For both of us, this period of self-isolation is encircled by the fear of loss. We have two family members with compromised immune systems who fall into the “high risk” population in differing but equally frightening ways. At first, preparing for this invisible predator consumed all our time beyond work and sleep. We disinfected every crevice of our home. When we hung up our rubber gloves, we were left with unbearable silence, carrying sadness and dread within us.

One day in March, as I watched the sun bake the asphalt of our now-empty street, I realized we needed something to fill the empty interstitial pockets of our time. We needed something to soften the edges of our despair. Not something to erase our despair, but rather, something to help us bear it. 

We turned our attention, then, to food, the material symbol of nourishment. We decided we would make mealtimes a shared project in the quotidian. Instead of cooking a full English breakfast, we would spread jam on toast and slice oranges. Instead of baking a tart, we would bake pound cake. We would pour pesto over pasta, bake potatoes in the microwave and steam vegetables. No matter how simple the menu, we would sit together at the table to make the time a sacred respite from our worrying.

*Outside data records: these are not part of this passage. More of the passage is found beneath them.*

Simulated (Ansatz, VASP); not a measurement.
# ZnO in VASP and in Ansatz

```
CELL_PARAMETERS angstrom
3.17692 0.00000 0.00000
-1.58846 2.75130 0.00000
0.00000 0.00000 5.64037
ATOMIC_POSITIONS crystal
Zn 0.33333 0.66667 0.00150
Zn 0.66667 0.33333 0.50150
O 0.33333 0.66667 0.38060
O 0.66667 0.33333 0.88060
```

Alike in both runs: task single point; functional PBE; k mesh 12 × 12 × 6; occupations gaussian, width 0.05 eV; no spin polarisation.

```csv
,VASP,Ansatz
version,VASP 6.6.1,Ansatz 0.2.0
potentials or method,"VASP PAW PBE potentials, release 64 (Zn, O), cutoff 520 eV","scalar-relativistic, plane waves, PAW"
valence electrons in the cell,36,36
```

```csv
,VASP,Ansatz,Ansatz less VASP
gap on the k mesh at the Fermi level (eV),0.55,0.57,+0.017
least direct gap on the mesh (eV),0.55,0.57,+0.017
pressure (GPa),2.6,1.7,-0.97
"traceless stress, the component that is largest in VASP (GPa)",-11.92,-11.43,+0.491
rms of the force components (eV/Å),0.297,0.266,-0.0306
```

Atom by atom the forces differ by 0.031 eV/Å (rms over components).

No matter how simple the menu, we would sit together at the table to make the time a sacred respite from our worrying.

For weeks now, we have eaten meals together at our small farm table, a relic from an old life in Vermont, every day, three times a day. It is a simpler container than the settings of meals in earlier seasons of our relationship, but the foundation upon which this practice rests is more meaningful. It reminds us of what is truly essential, what is needed to sustain us. 

In this tumultuous time, in which both joy and pain are saturated in equal measure, we are standing on the shore of the unknown, but we are standing together in the midst of the same fear, the same uncertainty and the same gratitude. Connecting with my husband, in this homely and unassuming way, feels like relief, like drinking from a natural spring in the desert. 

We are standing together in the midst of the same fear, the same uncertainty, the same gratitude.

May you find your own moments of relief in what can now seem like a cruel and crumbling world. Rest is not a form of avoidance. It is a form of remembering: using time to remember what is still beautiful about the world, what we cherish in being alive and what we are fighting, each in our own ways, to preserve. 

What are some of the moments of joy in your day? How do you take respite?